New and upcoming exhaust emissions regulations and fuel consumption reduction requirements are forcing the development of innovative and particularly complex intake-engine-exhaust layouts. Especially in the case of Compression Ignition (CI) engines, the HC-CO-NOx-PM after-treatment system is becoming extremely expensive and sophisticated, and the necessity to further reduce engine-out emission levels, without significantly penalizing fuel consumption figures, may lead to the adoption of intricate and challenging intake-exhaust systems configurations. The adoption of both long- and short-route Exhaust Gas Recirculation (EGR) systems is one example of such situation, and the need to precisely measure (or estimate) mass flow rates in the various elements of the gas exchange circuit is one of the consequences. Within this context, the paper presents an innovative solution for real-time estimation of the exhaust gas mass flow rate of a modern Turbo-Diesel Engine, equipped with Variable Geometry Turbine (VGT), Diesel Particulate Filter (DPF), and EGR.
The proposed methodology is based on the measurement of standard operating parameters of the UEGO sensor incorporated heater, such as the applied voltage and the sensing tip temperature, which are normally available to the Engine Control Unit (ECU), and on the measurement (or estimation) of exhaust gas pressure and temperature levels, in the same location where the linear oxygen sensor is installed.

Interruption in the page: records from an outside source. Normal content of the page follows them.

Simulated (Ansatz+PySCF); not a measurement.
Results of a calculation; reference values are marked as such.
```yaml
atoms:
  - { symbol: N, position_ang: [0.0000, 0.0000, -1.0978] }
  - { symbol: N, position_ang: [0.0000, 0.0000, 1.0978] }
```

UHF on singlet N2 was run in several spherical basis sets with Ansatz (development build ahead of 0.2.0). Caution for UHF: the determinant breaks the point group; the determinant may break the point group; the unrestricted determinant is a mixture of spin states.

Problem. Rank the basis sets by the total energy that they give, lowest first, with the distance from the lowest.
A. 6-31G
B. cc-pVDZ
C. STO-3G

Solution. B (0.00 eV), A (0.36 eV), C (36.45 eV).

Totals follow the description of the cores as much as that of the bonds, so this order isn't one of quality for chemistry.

The model for mass flow rate estimation has been developed starting from the consideration that the UEGO sensing element must be kept at constant temperature for optimal operation, thus allowing the development of physical laws similar to those used for anemometers. As shown in the paper, this approach leads to the determination of physical correlations between calculated convection coefficients and estimated velocity of the gas inside the probe. Dimensional analysis and similarity concepts may then be applied to directly estimate exhaust gas mass flow rate. Finally, the intake air mass flow rate may be evaluated via direct AFR measurement, taking also into consideration dynamic transport delays.
Such a model may be identified for any oxygen sensor type and installation layout, and it may be applied both to Spark Ignition (SI) and CI engines, the latter being the test case used for demonstrating the feasibility of the proposed approach.
Several experimental tests have been conducted to identify unknown parameters, and to evaluate the model performance. The results presented in this work show that a satisfying accuracy level may be reached on a wide range of flow rate values, and alternative approaches (such as Mass Air Flow sensors based or Speed-Density based) have been considered as benchmarks to evaluate the proposed methodology accuracy.